Thinking Aloud: “The Evolving Risks of Fragile States and International Terrorism,” Part II

Oct. 3,  2014 by Darius 

[Earlier this week, I attended a very interesting panel discussion about “The Evolving Risks of Fragile States and International Terrorism.”  Yesterday, I shared some of the insights of Jean-Marie Guéhenno, who is currently the head of the NGO International Crisis Group and was in the French Foreign Ministry and a UN Undersecretary General for Peacekeeping from 2000 to 2008.  Today, I’ll continue with more of his remarks.  Tomorrow, I’ll share comments by panelist Sarah Cliffe and some observations from the Q&A.]

Jean-Marie Guéhenno had a number of concrete suggestions to combat instability and ungoverned spaces.

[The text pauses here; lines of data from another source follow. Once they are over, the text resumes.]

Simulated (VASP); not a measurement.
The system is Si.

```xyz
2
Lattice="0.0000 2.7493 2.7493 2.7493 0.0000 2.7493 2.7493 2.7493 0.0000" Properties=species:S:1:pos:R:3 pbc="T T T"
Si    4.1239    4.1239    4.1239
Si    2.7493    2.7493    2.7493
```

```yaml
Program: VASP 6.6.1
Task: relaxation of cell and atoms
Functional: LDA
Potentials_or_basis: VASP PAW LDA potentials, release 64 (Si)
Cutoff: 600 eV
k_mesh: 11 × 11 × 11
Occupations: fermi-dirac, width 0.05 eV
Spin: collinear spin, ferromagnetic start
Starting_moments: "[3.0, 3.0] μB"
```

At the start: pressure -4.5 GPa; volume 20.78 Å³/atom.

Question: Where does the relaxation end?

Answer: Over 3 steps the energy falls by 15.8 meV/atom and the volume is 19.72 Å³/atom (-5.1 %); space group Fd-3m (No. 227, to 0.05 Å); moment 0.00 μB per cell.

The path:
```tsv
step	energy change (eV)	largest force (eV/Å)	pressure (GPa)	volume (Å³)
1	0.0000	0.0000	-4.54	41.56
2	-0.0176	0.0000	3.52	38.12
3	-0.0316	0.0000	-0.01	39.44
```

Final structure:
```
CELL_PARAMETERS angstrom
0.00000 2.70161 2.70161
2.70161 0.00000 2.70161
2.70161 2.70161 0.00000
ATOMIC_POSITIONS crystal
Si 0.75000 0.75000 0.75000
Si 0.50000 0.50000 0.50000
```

  1. Do not elevate the enemy.  Instability and ungoverned spaces result from local grievances.  Pumping up threats only helps terrorist groups recruit: they can advertise themselves as part of a global network.
  2. Most terrorist groups start very small, composed of fractious groups in uneasy alliances. We should focus on peeling off some of these groups rather than simply aggregating them as the enemy.  Such aggregation only helps the groups themselves coordinate.  Guéhenno pointed to the current example in Libya, where fractious Islamist militias have coalesced largely in response to other groups aggregating them as Islamist.  Additionally, according to Guéhenno, the idea that engagement with unsavory groups legitimizes them is false and unhelpful.
  3. Address local grievances.  It is these local grievances that serve as recruitment tools for international terrorism.  For example, the alienation of Kenyans in northeastern Kenya has contributed to the growth and staying power of al-Shabaab in nearby Somalia.
  4. Integrate regional dynamics into any attempt to solve ungoverned spaces.  With regards to Syria, for instance, Iran, Saudi Arabia, and the Kurds all bring a great deal of regional baggage to the Syrian conflict.  All these extra complications make the Syrian conflict even harder to manage and will need to be incorporated into any possible future solution.
  5. Be aware of how anti-terrorist policies can undermine a broader political agenda. Guéhenno cited another Syrian example: US airstrikes against ISIS, without making it clear that the Syrian regime is not the beneficiary, risk promoting ISIS recruitment as the regime becomes comparatively stronger.  In Nigeria, the military’s low morale and brutal method of anti-Boko Haram operations alienates civilians and drives recruits to Boko Haram.
  6. Shore up fragile states without being overly ambitious. According to Guéhenno, many times in the past, international organizations have had massive ambitions met by mediocre results.  Guéhenno instead advocated for a focused approach on a limited number of priorities.  First, the focus should be on security reform and establishing the rule of law.  Second, it is important to halt massive corruption, which breeds discontent.  For example, former Syrian leader Hafez al-Assad may have been a dictator, but he ran a fairly clean government.  The same cannot be said for his son, Bashar.  That’s a main reason why Hafez stayed in power for 30 years and Bashar is in the midst of a civil war after 10.
  7. Don’t be bashful about successful anticorruption measures. In Liberia, for instance, international monitors basically audited the Liberian government’s budget in order to combat corruption.  This effort was largely successful and certainly able to be emulated, but it hasn’t gotten a lot of press due to allegations of neocolonialism.  Guéhenno urged that sometimes it is important for the international community to be intrusive.
  8. Manage the use of force properly. According to Guéhenno, it is very important to have a force in place to prevent local “troublemakers” from establishing facts on the ground and killing the political process.
  9. Get the sequence right. Interventions, be they military or non-military, always start small and try to accomplish their mission with a minimal footprint.  According to Guéhenno, though, there is a small window at the beginning of intervention to take decisive action.  That window will quickly close, and it is far easier and more effective to start strong and scale down.

Guéhenno closed his prepared remarks by pointing out that all efforts to combat ungoverned spaces ultimately boil down to politics because what keeps a country together is a political compact.   Just as President Obama said that combating ISIS may be a generational task, Guéhenno said that sometimes shoring up fragile states or addressing ungoverned spaces is also a generational task that requires patience and persistence.